The Food Channel has really effed up America's eating habits. Now everyone and his brother wants to make hot dogs with goat cheese, pizza with portabella mushrooms, and hamburgers with sun-dried tomatoes. What the hell is wrong with this country? There's no reason to go and mess up perfectly fine, Americana-type food with unnecessary culinary experimentation. That's why it's so hard to find a good bowl of chili. But after wading through a swimming pool full of high-class beef stew masquerading as chili, we finally found some chili con carne worthy of the epithet at a west-side greasy spoon named Susan's Diner. Set the way-back machine for circa 1960-something, and you'll end up at this little white house with a peaked roof. Take a seat at the weathered benches beneath all the pictures of Elvis, and vintage signs advertising stuff like "Babe Ruth underwear." Order a bowl of chili with cheese, and you get a brown mélange thick with beans, ground beef, and just enough spice to tingle your tongue. Fresh Cheddar shavings are piled on top. Mix them in until the cheese melts, and alternate each third spoonful with a sip of a Mr. Pibb-vanilla ice cream float. Later for that Food Channel gourmet-gobbledygook. When we want chili, we're headin' over to Susan's Diner.
Mike Madriaga
Once upon a time, Cornwall, England, was best known for its tin mines. Thousands of them. Indeed, the patron saint of Cornwall, St. Piran, was beloved by the common folk for teaching them how to smelt the tin ore contained in local rocks, thus giving the region an industry. St. Piran's good works may be the stuff of legend, but it's no legend that Cornwall's miners preferred pasties (pronounced pass-tees) during their meal breaks. A pasty is a pastry filled with meat, potato, rutabaga and/or any number of other savory innards. Shaped like a deflated football, a pasty's crust is thick, thus allowing miners to hold onto the crimped ends and nosh away without fear of poisoning themselves from the arsenic of the mines that ended up on their fingertips. As far as we know, the Cornish Pasty Co. is the only pasty shop in the Valley, though some pubs do serve them. You don't have to be a miner to enjoy these Cornish treats, but be prepared. After a pile o' pasties, you may not be hungry again 'til the next day. And even then, you may just want another.
Natalie Miranda
Ted's Hot Dogs started as a hot dog cart run by a Greek immigrant named Theodore "Ted" Spiro Liaros in western New York. Today, there are nine Ted's hot dog shops -- eight in western New York and one in Tempe, run by the current president of Ted's, Spiro Liaros, Theodore's son.

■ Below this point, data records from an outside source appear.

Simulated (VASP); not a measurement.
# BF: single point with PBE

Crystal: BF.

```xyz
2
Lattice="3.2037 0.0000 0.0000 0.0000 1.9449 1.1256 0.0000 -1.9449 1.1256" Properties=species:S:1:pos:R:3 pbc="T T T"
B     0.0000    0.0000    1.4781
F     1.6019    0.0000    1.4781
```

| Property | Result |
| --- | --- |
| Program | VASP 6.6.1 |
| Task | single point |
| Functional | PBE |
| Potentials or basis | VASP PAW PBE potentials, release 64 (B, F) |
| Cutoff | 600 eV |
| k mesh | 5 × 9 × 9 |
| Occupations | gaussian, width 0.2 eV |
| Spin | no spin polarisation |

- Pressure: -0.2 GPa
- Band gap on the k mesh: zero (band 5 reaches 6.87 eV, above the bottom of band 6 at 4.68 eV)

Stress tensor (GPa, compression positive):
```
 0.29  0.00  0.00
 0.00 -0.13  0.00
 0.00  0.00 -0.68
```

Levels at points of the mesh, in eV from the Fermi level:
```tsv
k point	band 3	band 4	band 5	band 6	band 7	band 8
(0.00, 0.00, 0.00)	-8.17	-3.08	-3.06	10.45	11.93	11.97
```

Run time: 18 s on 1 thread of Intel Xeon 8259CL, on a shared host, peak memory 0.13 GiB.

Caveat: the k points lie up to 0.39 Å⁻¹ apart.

Lucky us. Ted's is a diner without the frills but with plenty of trimmings for your crisp, juicy hot dog and crunchy, sweet corn dog, both cooked before your eyes. The price is right, too: We ate well for under $5, including skinny fries and a drink.

We prefer Tempe to Buffalo, too, Spiro. Glad to have you here.

Lauren Cusimano
The thing that makes a city a city is late-night life. Being able to hit the town in the evening, and not having to fret about snaggin' a meal after normal din-din hours. We ain't talkin' about the drive-through window at Jack in the Crack, bro. Restaurateur Lenny Rosenberg is doin' his part. Rosenberg had the first 5 & Diner in town, a place we still hit when desperate for an after-drink repast, and his Zen 32's guarantee of sushi-'til-midnight was nothing less than revolutionary.

Now with his stylish new venture Delux, Rosenberg not only delivers the best burger and fries in town, but he makes sure they're served until 2 a.m. Both the Delux and the Standard burger are blue-ribbon-worthy, and a bargain at $9 each. The fact that you can cop one after midnight? Priceless.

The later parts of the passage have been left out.